State Democratic Chairwoman Jane Kleeb, noting that two state officials had also resigned recently amid unrelated scandals, said the special election would be a “once-in-a-generation opportunity” that could help Democrats set the tone for the 2022 midterms.

“This is what happens when you have one-party grip in the state, it leads to corruption,” she said.

In his 2020 bid for reelection, then-President Donald Trump won Fortenberry’s Lincoln-area 1st District by 11 points. The November race for the seat is rated Solid Republican by Inside Elections with Nathan L. Gonzales.

Under state law, Nebraska Gov. Pete Ricketts, a Republican, is required to hold a special election within 90 days.

There are currently three vacancies in the House, all in districts previously held by Republicans following the deaths of Reps. Jim Hagedorn of Minnesota and Don Young of Alaska and the resignation of Rep. Devin Nunes of California. A special primary will be on April 5 for a replacement for Nunes, who left in January to become CEO of the Trump Media & Technology Group.

Fortenberry was found guilty Thursday by a federal jury in Los Angeles on two counts of making false statements to federal investigators and one count of scheming to falsify and conceal material facts related to $30,000 in illegal contributions made to his 2016 campaign. He faces up to five years in federal prison on each count when he is sentenced June 28 by U.S. District Judge Stanley Blumenfeld Jr.

Fortenberry stepped aside from his assignment on the Appropriations Committee after being indicted in October, in accordance with House Republican Conference rules. Until his legal troubles, he was the top Republican on the Agriculture Appropriations Subcommittee.

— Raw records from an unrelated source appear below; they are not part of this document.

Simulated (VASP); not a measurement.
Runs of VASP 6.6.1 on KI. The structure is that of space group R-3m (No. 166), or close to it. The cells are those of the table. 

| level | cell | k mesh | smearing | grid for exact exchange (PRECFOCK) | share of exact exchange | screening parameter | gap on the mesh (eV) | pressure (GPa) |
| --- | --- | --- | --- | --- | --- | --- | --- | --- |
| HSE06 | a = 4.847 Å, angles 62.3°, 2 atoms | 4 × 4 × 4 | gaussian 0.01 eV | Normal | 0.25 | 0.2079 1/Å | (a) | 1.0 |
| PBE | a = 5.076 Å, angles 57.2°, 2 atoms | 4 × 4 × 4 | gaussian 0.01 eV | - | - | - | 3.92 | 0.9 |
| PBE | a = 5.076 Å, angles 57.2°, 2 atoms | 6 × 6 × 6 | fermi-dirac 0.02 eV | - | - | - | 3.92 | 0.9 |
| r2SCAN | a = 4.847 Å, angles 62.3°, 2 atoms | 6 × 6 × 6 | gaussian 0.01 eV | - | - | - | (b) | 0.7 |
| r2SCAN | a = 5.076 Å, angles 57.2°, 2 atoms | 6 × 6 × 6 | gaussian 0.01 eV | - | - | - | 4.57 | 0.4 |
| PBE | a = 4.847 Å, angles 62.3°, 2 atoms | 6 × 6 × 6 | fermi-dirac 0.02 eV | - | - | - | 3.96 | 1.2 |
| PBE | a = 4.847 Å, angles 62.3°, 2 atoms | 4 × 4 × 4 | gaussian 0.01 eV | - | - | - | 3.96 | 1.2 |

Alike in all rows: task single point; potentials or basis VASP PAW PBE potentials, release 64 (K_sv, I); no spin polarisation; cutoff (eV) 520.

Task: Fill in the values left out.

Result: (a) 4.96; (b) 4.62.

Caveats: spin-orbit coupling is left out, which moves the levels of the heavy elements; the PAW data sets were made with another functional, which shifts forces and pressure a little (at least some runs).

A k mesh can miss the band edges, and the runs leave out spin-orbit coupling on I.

The inquiry into Fortenberry, 61, began as a wider investigation into Gilbert Chagoury, a Lebanese-Nigerian billionaire who illegally funneled foreign money into U.S. political campaigns. Foreign nationals are prohibited by law from making campaign donations to a federal candidate.

Chagoury arranged to distribute $30,000 to Fortenberry’s campaign through conduits in January 2016, according to the indictment. Eventually, Dr. Elias Ayoub, using money that originated from Chagoury, distributed it to his friends and family at a 2016 fundraiser he hosted at his Los Angeles home so they could write checks to Fortenberry’s reelection campaign, The Associated Press reported.

Ayoub cooperated with federal investigators and took part in recorded phone calls with Fortenberry while authorities were listening. Fortenberry made false statements during a March 23, 2019, interview run by the FBI and IRS at his home in Lincoln, Nebraska, and at a July 18, 2019, interview conducted by the FBI and U.S. attorney’s office in Washington, D.C.

Fortenberry fought the charges, saying in a video posted to YouTube hours before his indictment was announced that he told authorities “what I knew and what I understood.”

Current and former colleagues in the House testified at Fortenberry’s trial.

Rep. Anna G Eshoo, D-Calif., said she and Fortenberry worked together on protecting religious minorities in the Middle East, according to a courtroom account from The Omaha World-Herald.

“I think he brings honor to what he does,” Eshoo said, according to the newspaper. “He’s faith-filled. He’s honest. His word is always good — I can’t say that about all members of Congress.”

Former Rep. Trey Gowdy, R-S.C., who represented Fortenberry for a portion of the investigation, also testified at the trial. Gowdy said Assistant U.S. Attorney Mack Jenkins, the lead prosecutor, told him that Fortenberry should not return the improper campaign money to the donors because it could alert them to the investigation, the Omaha World-Herald reported.

Fortenberry was born and raised in Baton Rouge, Louisiana. He was interested in politics and international affairs from a young age, and as a fifth-grader, wrote a letter to Richard Nixon about the president’s 1972 trip to China.

At 17, Fortenberry was a page to a Democratic state senator in Louisiana. He switched parties in 1982, citing the influence of President Ronald Reagan.

As a college student, Fortenberry traveled in Egypt and immersed himself in Arab history, culture and religion. After earning a master’s degree in public policy at Georgetown University, he interned for the Agriculture Department and worked on a Senate subcommittee. He later enrolled at Franciscan University in Ohio, earning a master’s degree in theology, which he has called essential to his transition to politics.

Since he took office in 2005, Fortenberry has voted with his fellow Republicans 89% of the time on votes where the two parties were divided. That’s lower than the average party unity score of 93% for that period, according to CQ Vote Watch.

He was not an initial Trump supporter, backing former Hewlett-Packard CEO Carly Fiorina in the runup to the 2016 presidential primaries. According to The Omaha World-Herald, there was some uneasiness in Fortenberry’s own family about Trump being the Republican nominee.

After hearing concerns about Trump’s treatment of women from his 17-year-old daughter, Fortenberry reached out to Trump’s running mate, former Rep. Mike Pence, an old friend of his. He said his intent was to let the Trump team know that perhaps the campaign needed to show additional sensitivity toward women.

During Trump’s four-year term, Fortenberry voted to support the administration’s position on bills 92% of the time, compared with a GOP average of 92.1%, according to CQ Vote Watch.

Fortenberry told the American Conservative in May 2012 that his economic background is important for understanding how policy ticks but it’s more important to comprehend the effect of policymaking on people.

“I kept asking not just ‘how’ but ‘why,’” he said.